The United States Mint released the 2011 Lucy Hayes First Spouse Gold Coins on Thursday, September 1, at noon Eastern Time. The special collector coins are the twentieth in the 24-karat gold First Spouse series that started five years ago in 2007.
The newest issues, honoring Lucy Hayes, are the third of four designs this year and are available for $1,054.00 for the proof strikes and $1,041.00 for the uncirculated strikes. Prices may rise or fall weekly depending on the direction of gold.
Each coin in the United States Mint series is struck from 1/2 ounce of 99.99 percent fine gold and is only available for a limited time. Although the maximum mintage for the Lucy Hayes coins is 15,000 across both options, it is very likely the Mint will halt sales before the limit is reached, based on actions taken on earlier issues.
Also released by the United States Mint on Thursday is a 1 5/16 inch Lucy Hayes bronze medal for $7.95. The bronze medal shares the same designs as those on the Lucy Hayes First Spouse Gold Coins.
Lucy Ware Webb Hayes was First Lady while her husband Rutherford B. Hayes served as the nineteenth President of the United States between 1877 and 1881. By the time she entered the White House, she had won many admirers. She was beautiful, well educated, and an experienced hostess. She married her husband in 1852, and they had eight children, of whom five survived to adulthood. She was nicknamed "Mother Lucy" by the soldiers under her husband’s command in the Civil War for helping the wounded, and later she was called "Lemonade Lucy" after she left the White House. The famous name came about because Lucy abstained from serving liquor at parties during her husband’s administration.

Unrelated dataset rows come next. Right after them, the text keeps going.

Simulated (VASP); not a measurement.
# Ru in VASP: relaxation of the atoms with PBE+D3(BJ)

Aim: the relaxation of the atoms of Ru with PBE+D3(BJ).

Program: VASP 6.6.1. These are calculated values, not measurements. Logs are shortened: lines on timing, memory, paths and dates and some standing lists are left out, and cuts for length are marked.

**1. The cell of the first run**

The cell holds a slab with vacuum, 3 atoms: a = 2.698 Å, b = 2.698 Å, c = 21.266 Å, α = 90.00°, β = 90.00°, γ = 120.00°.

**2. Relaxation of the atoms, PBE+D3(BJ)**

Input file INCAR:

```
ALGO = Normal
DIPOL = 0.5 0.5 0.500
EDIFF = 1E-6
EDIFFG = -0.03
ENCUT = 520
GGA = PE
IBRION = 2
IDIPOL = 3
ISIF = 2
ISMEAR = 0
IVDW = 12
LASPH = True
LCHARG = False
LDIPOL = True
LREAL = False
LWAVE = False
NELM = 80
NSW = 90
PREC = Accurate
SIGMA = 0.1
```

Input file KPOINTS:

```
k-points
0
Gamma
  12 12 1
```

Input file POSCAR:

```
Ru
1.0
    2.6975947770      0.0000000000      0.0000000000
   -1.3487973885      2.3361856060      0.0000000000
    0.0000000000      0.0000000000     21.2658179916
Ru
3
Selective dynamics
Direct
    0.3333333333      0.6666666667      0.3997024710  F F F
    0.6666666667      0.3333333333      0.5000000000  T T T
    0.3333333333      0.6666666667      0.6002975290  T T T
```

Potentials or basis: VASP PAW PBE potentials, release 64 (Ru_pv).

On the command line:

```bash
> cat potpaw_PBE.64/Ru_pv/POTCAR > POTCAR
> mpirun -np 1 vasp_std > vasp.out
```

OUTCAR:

Lucy Hayes Gold Coin Designs
A right facing semi-profile portrait of Lucy Hayes is on the obverse or heads side of the coin. The image was designed by Susan Gamble and sculpted by Don Everhart. The inscriptions on the obverse include "LUCY HAYES," "IN GOD WE TRUST," "LIBERTY", "2011," "W" (denoting the United States Mint facility at West Point), "19th", and "1877-1881."
The reverse or tails side of the coin depicts Lucy Hayes cheering the children in the first Easter Egg Roll held at the White House. The design was created by Barbara Fox and sculpted by Joseph Menna. Reverse inscriptions are "UNITED STATES OF AMERICA," "E PLURIBUS UNUM," "$10," "1/2 OZ.," and ".9999 FINE GOLD."
Order, Mintage and Pricing Information
Buyers may place their orders for the Lucy Hayes First Spouse Gold Coins and bronze medal at http://www.usmint.gov/catalog or at 1-800-USA-MINT (872-6468). Hearing and speech-impaired customers with TTY equipment may order at 1-888-321-MINT (6468). The Mint charges a $4.95 shipping and handling on all domestic orders.
The gold coins and bronze medals are each sold individually. The collector gold coin comes encapsulated and packaged in a polished, custom-designed, lacquered hardwood presentation case with a Certificate of Authenticity.
As mentioned, the United States Mint has placed a maximum mintage cap of 15,000 across both proof and uncirculated options.
The United States Mint pricing policy for the First Spouse Gold Coin requires an evaluation every Wednesday of the seven-day average of the London Fix gold price. If the average gold price changes by more than $49.99, then the Mint will adjust its prices according to a preset amount in a price grid. The current average resides between $1,750.00 and $1,799.99 an ounce. Should the average move outside the range, the Lucy Hayes gold coin prices — as well as the other First Spouse Gold Coins — will move up or down by $25.
Related US Mint Products
Other 2011 spouse coins and their release dates include:
- Eliza Johnson (released on May 5, 2011)
- Julia Grant (released on June 23, 2011)
- Lucretia Garfield (scheduled for December 1, 2011)
First Spouse Gold Coins are issued in the same order as the Presidential $1 Coins and usually launch few weeks apart. The United States Mint released the Hayes $1 into circulation on August 18, 2011.
A set containing the Rutherford B. Hayes Presidential $1 Coin and the Lucy Hayes bronze medal is scheduled for release on September 22, although the date is subject to change.